The training script has a number of command-line flags that you can use to configure the model architecture, hyperparameters, and input / output settings:
- `--trained_mentornet_dir`: Directory where to find the trained MentorNet model, created by `mentornet_learning/train.py`.
- `--loss_p_percentile`: p-percentile used to compute the loss moving average. Default is `0.7`.
- `--burn_in_epoch`: Number of first epochs to perform burn-in. In the burn-in period, every sample has a fixed 1.0 weight. Default is `0`.
- `--fixed_epoch_after_burn_in`: Whether to use the fixed epoch as the MentorNet input feature after the burn-in period. Set True for MentorNet DD. Default is `False`.

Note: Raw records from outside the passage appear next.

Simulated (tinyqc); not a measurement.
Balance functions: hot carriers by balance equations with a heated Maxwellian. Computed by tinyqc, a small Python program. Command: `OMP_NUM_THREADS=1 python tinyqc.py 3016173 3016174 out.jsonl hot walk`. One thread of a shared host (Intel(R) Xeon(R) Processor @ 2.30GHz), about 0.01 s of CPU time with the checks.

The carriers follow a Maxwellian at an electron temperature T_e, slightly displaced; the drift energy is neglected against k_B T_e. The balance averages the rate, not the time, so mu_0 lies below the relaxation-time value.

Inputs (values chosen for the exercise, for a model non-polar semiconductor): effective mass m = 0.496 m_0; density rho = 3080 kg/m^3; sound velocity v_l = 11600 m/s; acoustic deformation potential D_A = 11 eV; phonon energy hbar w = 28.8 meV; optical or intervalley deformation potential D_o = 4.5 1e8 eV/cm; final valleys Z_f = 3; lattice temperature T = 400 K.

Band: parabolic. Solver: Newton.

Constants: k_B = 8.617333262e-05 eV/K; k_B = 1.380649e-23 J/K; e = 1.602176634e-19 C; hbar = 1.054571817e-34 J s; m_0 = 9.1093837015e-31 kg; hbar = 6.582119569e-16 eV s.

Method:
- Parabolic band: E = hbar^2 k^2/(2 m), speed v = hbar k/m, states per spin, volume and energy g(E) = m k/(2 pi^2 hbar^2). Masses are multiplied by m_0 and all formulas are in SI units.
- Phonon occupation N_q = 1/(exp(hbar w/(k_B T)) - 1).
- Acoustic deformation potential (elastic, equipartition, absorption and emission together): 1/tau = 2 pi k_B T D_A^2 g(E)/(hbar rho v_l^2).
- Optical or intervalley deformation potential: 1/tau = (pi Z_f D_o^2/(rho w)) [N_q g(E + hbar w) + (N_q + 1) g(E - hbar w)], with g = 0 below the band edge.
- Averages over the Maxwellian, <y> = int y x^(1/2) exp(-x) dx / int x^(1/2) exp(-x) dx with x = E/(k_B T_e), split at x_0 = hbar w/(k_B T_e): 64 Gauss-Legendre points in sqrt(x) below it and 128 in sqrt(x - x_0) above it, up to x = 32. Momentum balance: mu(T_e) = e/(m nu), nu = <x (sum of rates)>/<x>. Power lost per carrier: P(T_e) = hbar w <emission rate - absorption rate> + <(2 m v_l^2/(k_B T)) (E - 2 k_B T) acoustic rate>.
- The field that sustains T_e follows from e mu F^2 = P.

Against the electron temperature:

- `--loss_moving_average_decay`: Decay factor used in moving average. Default is `0.5`.
- `--example_dropout_rates`: Comma-separated list indicating the example drop-out rate for the total of 100 epochs. The format is [dropout rate, epoch_num]+, the piecewise drop-out rate from boundaries and values. The sum of epoch_num is 100. Drop-out means the probability of setting sample weights to zeros proposed (Liang et al., 2016). Default is `0.5, 17, 0.05, 78, 1.0, 5`.
To evaluate a model, run the evaluation job in parallel with the training job (on a different GPU).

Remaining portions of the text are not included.